Health

The Health module provides uptime/probing endpoints for external monitoring (Kubernetes, load balancer, Sentry, etc.) and one admin endpoint to toggle the system-wide maintenance mode. The user-facing endpoints are @Public() and do not pass through the global ResponseInterceptor — the response is returned as-is via res.json(...). The admin endpoint follows the standard envelope and is guarded by an ACL permission.

Property	Value
Base URL	`{HOST}/v1`
Auth	Public for probe endpoints · Bearer JWT for admin maintenance toggle
Content-Type	`application/json`
Error envelope	Probe endpoints use the raw shape (see per-endpoint) · Admin endpoint uses the standard `{ "message", "statusCode", "error" }`
Validation	Global `ValidationPipe` · `whitelist: true`, `forbidNonWhitelisted: true`
Related modules	infrastructure, monitoring (Sentry, k8s probes)
Document version	v1 · 2026-05-25
Source synced	`backend-mvp` @ `e0afbefe` · 2026-05-25
Audience	Internal FE devs (status page widget) + ops/infra

Summary

Public endpoints do not require Bearer and are used for uptime monitoring / readiness probes. The admin endpoint POST /admin/maintenance/toggle enables / disables the in-memory maintenanceMode flag in HealthService — when active, all probe endpoints return maintenance status (HTTP 503).

Method	Path	Auth	Summary
GET	`/v1/health`	public	Full status (DB, Mongo, uptime, version)
GET	`/v1/status`	public	Simple status (ok / maintenance / degraded)
GET	`/v1/ping`	public	Simple ping-pong
GET	`/v1/ready`	public	Kubernetes readiness probe
GET	`/v1/live`	public	Kubernetes liveness probe
POST	`/v1/admin/maintenance/toggle`	bearer	Enable/disable maintenance mode (admin)

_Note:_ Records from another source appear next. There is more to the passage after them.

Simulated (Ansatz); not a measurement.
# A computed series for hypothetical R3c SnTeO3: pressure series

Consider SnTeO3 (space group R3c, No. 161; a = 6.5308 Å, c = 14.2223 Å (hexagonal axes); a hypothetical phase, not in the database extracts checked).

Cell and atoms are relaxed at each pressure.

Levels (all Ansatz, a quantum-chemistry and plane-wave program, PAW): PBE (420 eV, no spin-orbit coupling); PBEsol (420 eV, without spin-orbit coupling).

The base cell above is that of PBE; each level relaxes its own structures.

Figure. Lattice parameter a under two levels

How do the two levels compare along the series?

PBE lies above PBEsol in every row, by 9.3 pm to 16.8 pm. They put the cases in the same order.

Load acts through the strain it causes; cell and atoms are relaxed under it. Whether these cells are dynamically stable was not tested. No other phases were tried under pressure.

The user-facing probe endpoints are not wrapped in the { status, statusCode, message, data } envelope — the controller calls res.json(...) directly. FE should parse the raw shape exactly as shown in each card.
The admin POST /admin/maintenance/toggle endpoint still passes through the global interceptor → the response is wrapped in the standard envelope.
Maintenance mode is in-memory per-instance — if the backend is running multi-replica, the toggle needs to be propagated to each instance.
HTTP status reflects the system condition: 200 ok, 503 maintenance, 503 degraded (a critical service — DB or Mongo — is unhealthy).
Only database + mongodb are critical and drive the status/HTTP code. smtp + objectStorage are optional — if they fail the system stays 200 ok and only the message changes.

`GET /v1/health` public

Full system status: MySQL + MongoDB connectivity, uptime in seconds, version, and timestamp. Suitable for a status dashboard or in-depth check.

public

Response — `200 OK` (all services healthy)

{
  "status": "ok",
  "message": "All systems operational",
  "timestamp": "2026-05-25T10:30:00.000Z",
  "version": "1.0.0",
  "environment": {
    "nodeEnv": "production",
    "appEnv": "prod"
  },
  "services": {
    "database": { "status": "healthy", "responseTime": 15, "message": "SQL database reachable" },
    "mongodb": { "status": "healthy", "responseTime": 8, "message": "MongoDB reachable" },
    "smtp": { "status": "healthy", "message": "SMTP server reachable" },
    "objectStorage": { "status": "healthy", "message": "Object storage reachable" }
  },
  "uptime": 3600,
  "responseTime": 24,
  "checkTimeoutMs": 1000
}

Response — `503 Service Unavailable` (maintenance mode active)

{
  "status": "maintenance",
  "message": "Service is currently under maintenance. Please try again later.",
  "timestamp": "2026-05-25T10:30:00.000Z",
  "version": "1.0.0",
  "environment": {
    "nodeEnv": "production",
    "appEnv": "prod"
  },
  "services": {
    "database": { "status": "healthy", "message": "Skipped during maintenance mode" },
    "mongodb": { "status": "healthy", "message": "Skipped during maintenance mode" },
    "smtp": { "status": "disabled", "message": "Skipped during maintenance mode" },
    "objectStorage": { "status": "disabled", "message": "Skipped during maintenance mode" }
  },
  "uptime": 3600,
  "responseTime": 0,
  "checkTimeoutMs": 1000
}

Response — `503 Service Unavailable` (degraded — a critical service is unhealthy)

{
  "status": "degraded",
  "message": "Some critical services are experiencing issues",
  "timestamp": "2026-05-25T10:30:00.000Z",
  "version": "1.0.0",
  "environment": {
    "nodeEnv": "production",
    "appEnv": "prod"
  },
  "services": {
    "database": { "status": "unhealthy", "message": "Timed out after 1000ms" },
    "mongodb": { "status": "healthy", "responseTime": 8, "message": "MongoDB reachable" },
    "smtp": { "status": "healthy", "message": "SMTP server reachable" },
    "objectStorage": { "status": "healthy", "message": "Object storage reachable" }
  },
  "uptime": 3600,
  "responseTime": 1001,
  "checkTimeoutMs": 1000
}

The response shape is not wrapped in the global envelope — parse it directly as the object above.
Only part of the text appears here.